Tax Audit Survival Guide: How to Get Through Your Worst Nightmare

Tax Audit Survival Guide: How to Get Through Your Worst Nightmare

by Brendon Pack, October 2019

A tax audit is perhaps the scariest event a small business might face. Think about it—prying auditors examining your books with magnifying glasses, doling out hefty penalties for every inconsistency they find.

 How to Get Through Your Worst Nightmare

Luckily, that doesn't have to be the case. If your business faces an audit from the Internal Revenue Service (IRS) or another tax authority, don't panic.

What to Know

While tax audits are undoubtedly serious, they aren't the nightmares you may have imagined them to be. With enough preparation and the right attitude, you can survive a business audit. But it all starts with the right mindset and knowledge. Make sure you:

  • Know your rights. You have specific rights as a taxpayer that the IRS is obliged to follow. Make sure you understand these rights before you begin the audit.
  • Stay calm. The surest way to have an audit finding go against you is to be angry or resentful. Being calm, considerate, and helpful will make the process with your auditor go much more smoothly.
  • Stay focused. Make sure you spend an adequate amount of time preparing for your audit. Give your auditor your full attention, and provide relevant documentation when asked for it.
  • Know your tax laws. Prior to your audit, you should have a full understanding of the tax issues in question. Be certain to know how any relevant deductions or tax computations work.
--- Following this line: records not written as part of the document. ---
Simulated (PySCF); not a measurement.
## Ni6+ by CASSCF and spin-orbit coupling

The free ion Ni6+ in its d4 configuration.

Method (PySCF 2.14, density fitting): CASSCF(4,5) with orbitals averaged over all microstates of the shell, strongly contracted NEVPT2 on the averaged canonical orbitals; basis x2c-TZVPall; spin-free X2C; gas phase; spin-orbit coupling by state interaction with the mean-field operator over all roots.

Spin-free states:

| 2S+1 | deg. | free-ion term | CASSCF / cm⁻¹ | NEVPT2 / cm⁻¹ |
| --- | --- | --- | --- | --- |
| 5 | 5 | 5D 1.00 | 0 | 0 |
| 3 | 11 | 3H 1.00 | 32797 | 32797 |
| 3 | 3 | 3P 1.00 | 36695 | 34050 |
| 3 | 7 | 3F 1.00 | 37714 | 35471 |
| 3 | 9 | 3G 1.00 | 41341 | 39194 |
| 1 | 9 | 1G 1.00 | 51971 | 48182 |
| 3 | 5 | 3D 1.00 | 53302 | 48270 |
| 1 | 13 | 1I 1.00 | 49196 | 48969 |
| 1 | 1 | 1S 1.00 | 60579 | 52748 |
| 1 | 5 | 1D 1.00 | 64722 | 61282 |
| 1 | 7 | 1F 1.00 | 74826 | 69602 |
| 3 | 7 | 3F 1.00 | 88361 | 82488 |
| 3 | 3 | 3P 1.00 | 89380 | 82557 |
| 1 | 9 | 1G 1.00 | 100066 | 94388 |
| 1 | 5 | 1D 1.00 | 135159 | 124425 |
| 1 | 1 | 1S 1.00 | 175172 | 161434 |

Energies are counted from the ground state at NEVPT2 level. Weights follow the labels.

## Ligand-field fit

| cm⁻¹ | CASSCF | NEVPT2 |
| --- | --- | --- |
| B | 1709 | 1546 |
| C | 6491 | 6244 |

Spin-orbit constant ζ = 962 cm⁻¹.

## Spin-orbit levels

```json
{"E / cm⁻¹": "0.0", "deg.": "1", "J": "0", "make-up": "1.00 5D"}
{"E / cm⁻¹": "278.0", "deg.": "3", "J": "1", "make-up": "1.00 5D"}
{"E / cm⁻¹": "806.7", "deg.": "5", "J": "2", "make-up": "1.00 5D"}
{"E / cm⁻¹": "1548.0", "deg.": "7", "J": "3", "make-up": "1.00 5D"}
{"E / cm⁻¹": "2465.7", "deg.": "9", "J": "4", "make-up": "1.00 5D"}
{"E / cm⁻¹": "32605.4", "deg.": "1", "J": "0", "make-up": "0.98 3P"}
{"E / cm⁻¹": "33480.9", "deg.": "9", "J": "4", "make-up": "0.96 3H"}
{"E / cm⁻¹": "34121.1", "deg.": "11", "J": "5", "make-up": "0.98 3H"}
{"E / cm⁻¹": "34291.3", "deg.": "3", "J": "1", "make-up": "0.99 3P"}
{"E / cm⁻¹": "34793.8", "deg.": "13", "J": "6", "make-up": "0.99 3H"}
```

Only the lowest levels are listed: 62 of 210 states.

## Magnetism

If your business is selected for an audit, the IRS typically contacts you somewhere between seven months to a year after your tax filing. However, audits have been known to happen many years after filing.

Once you receive an audit letter, you have 30 days to respond. Don't ignore this letter or the IRS might automatically rule against you and follow up with a bill for the adjusted taxes.

Keep in mind that it's okay to ask for an extension, especially if you're having difficulty organizing documents or replacing missing ones. Asking for an extension might work to your advantage. With additional time to prepare, you can come in with all your ducks in a row.

How to Prepare

When required to come into an IRS office, some business owners think the best strategy is to show up at the door with a bankers box of receipts, dump them on the table, and let the auditor do all the work. Unless you genuinely want to get on the bad side of your auditor, this wouldn't be a very wise move.

Your best strategy is to be as organized as possible. Make sure you have copies of all your documentation, especially receipts and records, to corroborate your deductions. In this way, you'll show the auditor that you have a good handle on your business finances. If they find an error, they may chalk it up to a one-time mistake and not to a pattern of sloppy behavior that warrants further investigation.

What Records to Bring

Being organized is good, but don't include any documents that aren't directly related to the audit. Your audit letter should tell you what to bring. If the auditor asks you about another line item on your tax return, you can truthfully say that you left those documents at the office. The auditor may drop their interest right there.

What to Expect

No doubt, you'd like for your audit to be over as quickly as possible. However, the length of an audit varies depending on several factors, including:

  • The type of audit
  • The complexity of the issues
  • The accessibility of the information requested
  • Your availability and the auditor's availability in scheduling meetings
  • The time it takes the auditor to reach a finding
  • Whether you agree or disagree with the outcome

Most mail and office audits last between three to six months. If the IRS comes onsite to your business, you can expect the audit to wrap up within a year.

How to Avoid an Audit

While audits aren't always avoidable, the best way to steer clear of one is to make as few errors as possible on your tax returns. Hiring a tax accountant can ensure that your business tax returns are properly filed on time. A tax accountant can help your business take advantage of all available tax breaks while lowering the risk of an audit.

But if your business is confronted with an audit, an experienced tax accountant can help you to better prepare for one. Many accountants will represent you in front of the IRS or other tax authority. The more serious the tax issues, the more important it is to have a professional on hand to represent you. A tax accountant can make the audit process go much more smoothly while protecting your rights as a taxpayer.

The key to remember is that, as frightening as an audit is, it's also not a terrible as it may seem. By understanding the process and preparing for it, your audit doesn't have to be the stuff of horror movies.